Influence is something Kellita takes great accountability in giving credit to for how she navigates through life. As an infant, her mother and siblings made the big move from Chicago to Oakland, California. Smith’s childhood was already marked as impactful, as her mother enrolled her brother and Smith in the Oakland Community Learning Center, founded by the Black Panther Party.

Not many children can say they had the opportunity to flourish and create connections with prominent social justice leaders like Angela Davis, Erica Huggins, Elaine Brown and Gwendolyn Newton, wife of Huey P. Newton, who Smith interviewed at just the age of 8-years-old.

“It [The Bernie Mac Show] was the best thing I could’ve ever done. I’m so grateful that I know it has more to do with a bigger source, which I’m going to say is God that put this all together. It was groundbreaking and made a difference in television today.”

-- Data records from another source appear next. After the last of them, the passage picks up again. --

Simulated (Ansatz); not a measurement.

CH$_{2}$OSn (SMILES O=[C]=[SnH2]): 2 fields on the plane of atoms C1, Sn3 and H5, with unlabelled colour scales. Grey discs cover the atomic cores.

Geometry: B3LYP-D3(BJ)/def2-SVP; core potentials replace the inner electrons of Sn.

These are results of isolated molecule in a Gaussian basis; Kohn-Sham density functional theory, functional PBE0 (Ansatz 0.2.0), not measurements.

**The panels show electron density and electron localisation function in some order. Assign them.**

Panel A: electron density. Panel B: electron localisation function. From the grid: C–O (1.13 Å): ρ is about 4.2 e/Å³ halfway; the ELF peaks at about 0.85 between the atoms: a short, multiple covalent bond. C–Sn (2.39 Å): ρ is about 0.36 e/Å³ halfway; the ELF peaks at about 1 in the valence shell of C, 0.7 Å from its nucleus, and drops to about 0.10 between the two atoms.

These notable figures and their inspirational anecdotes, or beliefs in general, would guide Smith into the direction of becoming a lawyer, with the goal of shifting the justice system and its broken due process of law toward black men who are unjustly incarcerated. However, love and seeking a sense of purpose carved other plans. “I started acting when I was about 20. I was actually engaged to an NBA player, we grew up as children in the inner city, we were together since we were 12 and I was about being about his dream. I had worked several jobs, nine to five jobs, and I got fired from all of them [laughs]. I  wasn’t cut out for that. I realized after we had a rip in our relationship, I needed to let him live his dream. We’re too young to negotiate what it means to be married or committed, but he showed me how to have a dream. In order to be disciplined, you would make the dream manifest. So, what I decided to do was find out what it was that I wanted to do. I took an acting class, and I was terrible, I was awful. But I had a feeling that I recognized in him, he showed me so many things that now that I’m older I get the value of our connection. So with that, I decided this was it. I connected to passion. Passion was a word that I read, passion was something I knew the definition of and that I knew the feeling. Acting gave me a feeling of passion, and I never looked back. It’s been 27 years now.”

 

With that 27 years in the industry, Smith has accommodated a number of keynote moments within her career. As the first African-American lead to star in a Syfy Network series with  Z Nation (2014-2018), the post-apocalyptic comedy-drama series, Smith uses the accomplishment to push for the expansion of much-needed representation in Hollywood. “The most challenging thing in life is to trust that I belong in this business. I would say what would fall underneath that is being the only African-American on an all-white cast. Especially during the time of where we are. I’m still having to fight ideas from our history, and things that are taught from most people’s parents or culture. Culturally, it hasn’t been accepted, an African-American female being the lead of anything, let alone a group of white people. The wonderful thing is the executive producer who didn’t look at any of that. What he saw was strength, ability, I did my own stunts, I could fight, I did the work, that’s what he saw.  He recognized that I could do the work to be in this position where other people dismissed that because of their teachings. It was very challenging at times on a daily to push forward, but I knew it was bigger than me. I could just not invest in their story, the story is bigger than me and we have to do it. So the women today that are leads of networks today, African-American leads, know that they go home at times and they cry because it’s more work than you think and we’re not showing you that. We’re women, keep pushing forward.”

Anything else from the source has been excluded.